When Studio Barbara co-directors Benjamin Selke and Felicity King first visited Lulu’s Restaurant & Bar, it was ‘an isolated, and somewhat forgotten, restaurant’.
‘The existing space featured a white porcelain tile floor, trestle tables, a chaotic ceiling full of dark timber beams and awkward white plasterboard bulkheads along with hanging ladders and fake greenery,’ Benjamin says.
The venue on the New South Wales South Coast originally served as a German beer hall, which in the 1970s was reportedly bustling with visitors from Jamberoo and neighbouring villages like Kiama. Since its prime though, the space and its surrounding gardens had fallen into disrepair.
Felicity and Benjamin were eager to get their hands on the challenging property after being tasked with its transformation by the owners, who envisioned the riverside restaurant becoming the heart of their 39-room resort, The Lodge.
They decided to take a playful approach, using colour and pattern to ‘both conceal, and distract’ from the existing architecture. The ‘rough brick’ walls and dark timber panelling were made more refined with fresh white paint contrasted with varying shades of teal, while the unsightly bulkheads were cohesively incorporated into the ceiling thanks to an abstract mural by artist Sean Thomas Bell.
‘He had to work upside-down on a ladder for weeks [to complete it],’ Felicity says.
‘Our inspiration was to recreate the feeling of stepping into an eccentric holiday home somewhere in a little French town on the coast of the Mediterranean, where time has layered the walls.’
This beachy theme comes to life in fun ways, like the ocean motifs on the mural, the brass shell-shaped wall lights, and the scallop edges of the custom furniture.
A traditional plush carpet features a palette of peachy pink, burnt orange, and green hues that set the tone for the eclectic mix of trinkets throughout the space. And there’s something that catches your eye in each corner, from the ‘whimsical Murano chandelier’ overhead, to elegance of an art deco timber sideboard.

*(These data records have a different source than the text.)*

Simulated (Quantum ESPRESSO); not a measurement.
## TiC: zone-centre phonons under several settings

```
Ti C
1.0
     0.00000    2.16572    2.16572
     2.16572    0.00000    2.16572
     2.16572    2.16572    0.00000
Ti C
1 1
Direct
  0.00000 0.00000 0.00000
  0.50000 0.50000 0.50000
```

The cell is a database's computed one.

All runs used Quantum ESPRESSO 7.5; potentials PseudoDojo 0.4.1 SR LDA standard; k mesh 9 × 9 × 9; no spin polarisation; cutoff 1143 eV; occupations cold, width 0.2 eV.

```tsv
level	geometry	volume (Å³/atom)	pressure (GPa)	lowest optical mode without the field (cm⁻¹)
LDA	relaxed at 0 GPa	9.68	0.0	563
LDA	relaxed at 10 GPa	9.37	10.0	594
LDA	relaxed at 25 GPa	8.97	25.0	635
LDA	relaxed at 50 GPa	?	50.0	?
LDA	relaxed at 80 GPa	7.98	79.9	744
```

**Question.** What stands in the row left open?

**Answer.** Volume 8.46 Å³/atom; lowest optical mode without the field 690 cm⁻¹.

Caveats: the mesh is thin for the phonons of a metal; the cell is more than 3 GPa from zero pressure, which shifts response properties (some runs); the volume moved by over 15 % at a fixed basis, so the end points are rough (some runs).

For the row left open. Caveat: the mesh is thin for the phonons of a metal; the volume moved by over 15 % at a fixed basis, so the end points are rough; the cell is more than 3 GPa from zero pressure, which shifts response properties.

‘Our favourite part of the design is the layering of antique furniture with more custom, contemporary pieces,’ Benjamin explains.
In the garden, Studio Barbara pushed pastel pink aside in favour of a slightly earthier, terracotta theme. The existing dense greenery was reshaped to create multiple courtyard terraces, where white custom furniture and umbrellas invite guests to sit below the towering tree canopies of the surrounding pine forest.